Divergence of a certain improper integral Let $p<0$. Is it true (and if it is, then how to prove) that the improper integral:
$$
\int_1^{+\infty}\frac{\sin(e^x)dx}{\ln^p(1+x)}
$$
is conditionally divergent?
As far as I know, the integral:
$$
\int_1^{+\infty}f(x)dx
$$
can be conditionally convergent even if $f(x)$ is continuous but not bounded on $[1,+\infty)$. Therefore, I can't use that $f(x)$ in the integral above is not bounded to prove its divergence. Are there another ways to show it?
 A: Suggestion:
If what you are asking is whether $\int^\infty_1 \Big|\frac{\sin(e^x)}{\log^p(1+x)}\Big|\,dx$
the change of variable $u=e^x$ gives you
$$
\int^\infty_e \frac{|\sin u|}{u\log^p(1+\log u)}\,du$$
The function $\log^p(\log u)$ increases very slowly in comparison to $u$ and (this needs a little justification), the integrand should be similar to $\frac{|\sin u|}{u}$.

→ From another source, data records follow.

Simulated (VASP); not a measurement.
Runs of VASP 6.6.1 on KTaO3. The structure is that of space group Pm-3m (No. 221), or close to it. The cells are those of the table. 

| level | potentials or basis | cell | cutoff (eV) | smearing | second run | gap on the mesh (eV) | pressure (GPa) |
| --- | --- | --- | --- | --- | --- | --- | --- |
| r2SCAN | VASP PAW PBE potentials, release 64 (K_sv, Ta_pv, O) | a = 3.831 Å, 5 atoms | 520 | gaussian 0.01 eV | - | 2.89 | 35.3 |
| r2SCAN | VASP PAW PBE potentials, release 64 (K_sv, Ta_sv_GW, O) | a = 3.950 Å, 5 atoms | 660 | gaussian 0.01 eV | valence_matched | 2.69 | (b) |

Here is a sketch of a solution. Details are left to the OP.
Since $p<0$,
\begin{align}
\int^\infty_e \frac{|\sin u|\log^{-p}(1+\log u)}{u}\,du&\geq \log^{-p}(2) \sum^\infty_{n=1}\int^{(n+1)\pi}_{n\pi}\frac{|\sin u|}{u}\,du\\
&\geq \log^{-p}(2)\sum^\infty_{n=1}\frac{1}{\pi(n+1)}\int^{(n+1)\pi}_{n\pi}|\sin u|\,du\\
&=\frac{ \log^{-p}(2)}{\pi}\Big(\int^\pi_0|\sin u|\,du\Big)\sum^\infty_{n=2}\frac{1}{n}
\end{align}

As for the existence of the limit $\lim_{a\rightarrow\infty}\int^\infty_e \frac{\sin u\log^{-p}(1+\log u)}{u}\,du$, a similar method can break the integral  as an alternating series for which you may use standard results.